There is no whole self. He who defines personal identity as the private possession of some depository of memories is mistaken. Whoever affirms such a thing is abusing the symbol that solidifies memory in the form of an enduring and tangible granary or warehouse, when memory is no more than the noun by which we imply that among the innumerable possible states of consciousness, many occur again in an imprecise way. Moreover, if I root personality in remembrance, what claim of ownership can be made on the elapsed instants that, because they were quotidian or stale, did not stamp us with a lasting mark? Heaped up over years, they lie buried, inaccessible to our avid longing. And that much-vaunted memory to whose ruling you made appeal, does it ever manifest all its past plenitude? Does it truly live? The sensualists and their ilk, who conceive of your personality as the sum of your successive states of mind, are similarly deceiving them selves. On closer scrutiny, their formula is no more than an ignominious circumlocution that undermines the very foundation it constructs, an acid that eats away at itself, a prattling fraud and a belabored contradiction.
I do not deny this consciousness of being, nor the immediate security of here I am that it breathes into us. What I do deny is that all our other convictions must be adjusted to the customary antithesis between the self and the non-self, and that this antithesis is constant. The sensation of cold, of spacious and pleasurable suppleness, that is in me as I open the front door and go out along the half-darkness of the street is neither a supplement to a pre-existing self nor an event that comes coupled to the other event of a continuing and rigorous self.
[…]
There is no whole self. It suffices to walk any distance along the inexorable rigidity that the mirrors of the past open to us in order to feel like outsiders, naively flustered by our own bygone days. There is no community of intention in them, nor are they propelled by the same breeze.
An infinite time has run its course before my birth; what was I throughout all that time? Metaphysically, the answer might perhaps be: I was always I; that is, all who during that time said I, were in fact I.
Reality has no need of other realities to bolster it. There are no divinities hidden in the trees, nor any elusive thing-in-itself behind appearances, nor a mythological self that orders our actions. Life is truthful appearance.

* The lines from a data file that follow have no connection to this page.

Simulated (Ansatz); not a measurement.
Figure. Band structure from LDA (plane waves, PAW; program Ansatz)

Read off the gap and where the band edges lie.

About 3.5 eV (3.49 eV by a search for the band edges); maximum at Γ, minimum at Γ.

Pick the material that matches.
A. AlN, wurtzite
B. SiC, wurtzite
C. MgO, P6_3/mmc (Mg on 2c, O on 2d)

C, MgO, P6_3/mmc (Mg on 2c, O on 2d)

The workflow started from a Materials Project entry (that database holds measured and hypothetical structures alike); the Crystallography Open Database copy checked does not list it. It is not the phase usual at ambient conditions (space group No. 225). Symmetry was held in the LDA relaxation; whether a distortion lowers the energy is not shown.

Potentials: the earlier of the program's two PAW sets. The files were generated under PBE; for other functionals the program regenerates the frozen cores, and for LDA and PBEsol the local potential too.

I, for example, am not the visual reality that my eyes encompass, for if I were, darkness would kill me and nothing would remain in me to desire the spectacle of the world, or even to forget it. Nor am I the audible world that I hear, for in that case silence would erase me and I would pass from sound to sound without memory of the previous one. Subsequent identical lines of argument can be directed toward the senses of smell, taste, and touch, proving not only that I am not the world of appearances — a thing generally known and undisputed — but that the apperceptions that indicate that world are not my self either. That is, I am not my own activity of seeing, hearing, smelling, tasting, touching. Nor am I my body, which is a phenomenon among others. Up to this point the argument is banal; its distinction lies in its application to spiritual matters. Are desire, thought, happiness, and distress my true self? The answer, in accordance with the precept, is clearly in the negative, since those conditions expire without annulling me with them. Consciousness — the final hideout where we might track down the self — also proves unqualified. Once the emotions, the extraneous perceptions, and even ever-shifting thought are dismissed, consciousness is a barren thing, without any appearance reflected in it to make it exist.
The self [is] a mere logical imperative, without qualities of its own or distinctions from individual to individual.